Most unreliable pants: C’mon, Paul Brown. We know you’re cheap and stubborn, but at least buy your players durable, properly fitting uniforms.

Most inefficient use of playing time: Jon Kitna briefly replaced an injured Tony Romo after the Cowboys’ much maligned quarterback left Dallas’ game against San Francisco with a fractured rib in the first half. Quickly seeking to maximize his playing time, Kitna needed only 10 passing attempts to throw two interceptions.

Oh, and how about this Romo kid? That no good, never clutch, jezebell chasin’ quarterback impersonator. He was pretty good when it mattered today to lead the Cowboys to a 27-24 overtime comeback victory, throwing 292 of his 345 passing yards in the fourth quarter and overtime, and doing it with a busted rib. I suppose that means we’ll join many others and eat a small sampling of crow, although it’s going to take more than just one moment of late-game brilliance against an inferior opponent for Romo to overcome his recent record of flopping.

Any talk of a Kitna “era” reflects a startling and troubling lack of intelligence in Dallas. Barring another injury, there are no circumstances under which a quarterback not named Tony Romo should take a snap for the Cowboys this season. Discussion indicating otherwise is merely a reflection of a desperate fan base grasping at a solution where one isn’t needed.

Worst gambler’s nightmare: During the Cowboys’ first possession of the overtime period against the 49ers Romo immediately connected with an unexpected source for a long, game-clinching play. Jesse Holley ran 77 yards down the field and pulled a Kevin Dyson, reaching and struggling as he crawled towards the end zone before being hauled down by Donte Whitner at the one-yard line. In reality, this was clearly a tremendous play if you’re a Cowboys supporter. Romo’s pass and Holley’s long scamper set up the game-winning field goal, and the Cowboys avoided an embarrassing loss to a weak opponent.

But football isn’t played entirely in reality. In Vegas and in the darkest, most gambling-addicted corners of the Interwebs there’s a whole different reality, one where the final score and the winner is irrelevant, and all that matters is the spread, which favored the Cowboys by three.

Holley was one yard away from a major pay day for a major segment of the population. Instead the outcome was a push, and nothingness.

Best red head: When Andy Dalton took control of a Bengals team going through a nasty divorce with its long-time quarterback, his odds for success were minimal. With the exception of Cedric Benson, the upside and promise at the rest of the offensive skill positions is matched only by inexperience and youth. Tight end Jermaine Gresham is in just his second year, and A.J. Green is an electric rookie who played in only his second regular season game this week. This team is brimming with both offensive potential and opportunities for inconsistency as growth occurs and mistakes are made.
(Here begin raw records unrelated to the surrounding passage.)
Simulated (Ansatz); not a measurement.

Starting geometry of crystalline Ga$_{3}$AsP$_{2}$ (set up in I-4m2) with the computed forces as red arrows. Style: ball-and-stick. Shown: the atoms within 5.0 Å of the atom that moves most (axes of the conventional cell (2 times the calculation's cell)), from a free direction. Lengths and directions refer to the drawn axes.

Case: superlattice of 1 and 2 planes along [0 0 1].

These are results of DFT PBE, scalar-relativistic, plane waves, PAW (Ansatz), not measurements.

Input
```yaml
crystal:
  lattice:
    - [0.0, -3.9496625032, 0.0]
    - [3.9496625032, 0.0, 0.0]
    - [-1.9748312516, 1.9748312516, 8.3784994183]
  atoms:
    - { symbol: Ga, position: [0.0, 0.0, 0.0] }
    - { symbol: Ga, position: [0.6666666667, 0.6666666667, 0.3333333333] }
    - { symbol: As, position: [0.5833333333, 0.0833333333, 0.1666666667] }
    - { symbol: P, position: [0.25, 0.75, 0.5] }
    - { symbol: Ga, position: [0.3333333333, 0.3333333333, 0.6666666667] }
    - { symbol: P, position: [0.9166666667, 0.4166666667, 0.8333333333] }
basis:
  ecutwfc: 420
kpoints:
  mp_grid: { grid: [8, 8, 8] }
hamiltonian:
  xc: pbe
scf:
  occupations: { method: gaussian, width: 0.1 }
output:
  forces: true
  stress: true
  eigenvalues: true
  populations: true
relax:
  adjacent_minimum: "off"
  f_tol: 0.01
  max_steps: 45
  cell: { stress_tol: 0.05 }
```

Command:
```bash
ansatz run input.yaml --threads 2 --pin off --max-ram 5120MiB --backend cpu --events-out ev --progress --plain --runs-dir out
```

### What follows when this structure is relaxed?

That’s why even though it came in a loss, Dalton’s performance today against Denver is even more remarkable, and any time a rookie quarterback throws for 332 yards and two touchdowns it’s pretty remarkable. He completed 65.8 percent of his passes, and started to demonstrate a connection with Green, who had 10 receptions for 124 yards. This all came after a week in which Dalton was limited in practice and missed half of Cincinnati’s Week 1 loss because of a wrist injury.

Sure, Denver was playing without defensive end and premier pass-rusher Elvis Dumervil, and Pro Bowl cornerback Champ Bailey, absences that helped Dalton’s cause. But regardless of Denver’s injury woes, between Dalton and Cam Newton we’ve now seen rookie quarterbacks combine for 1,267 passing yards through two weeks.

That’s just not supposed to happen in this league. Then again, maybe it is, with pass defense now becoming some foreign concept found only deep in the bowels of Canton through indecipherable hyroglifics.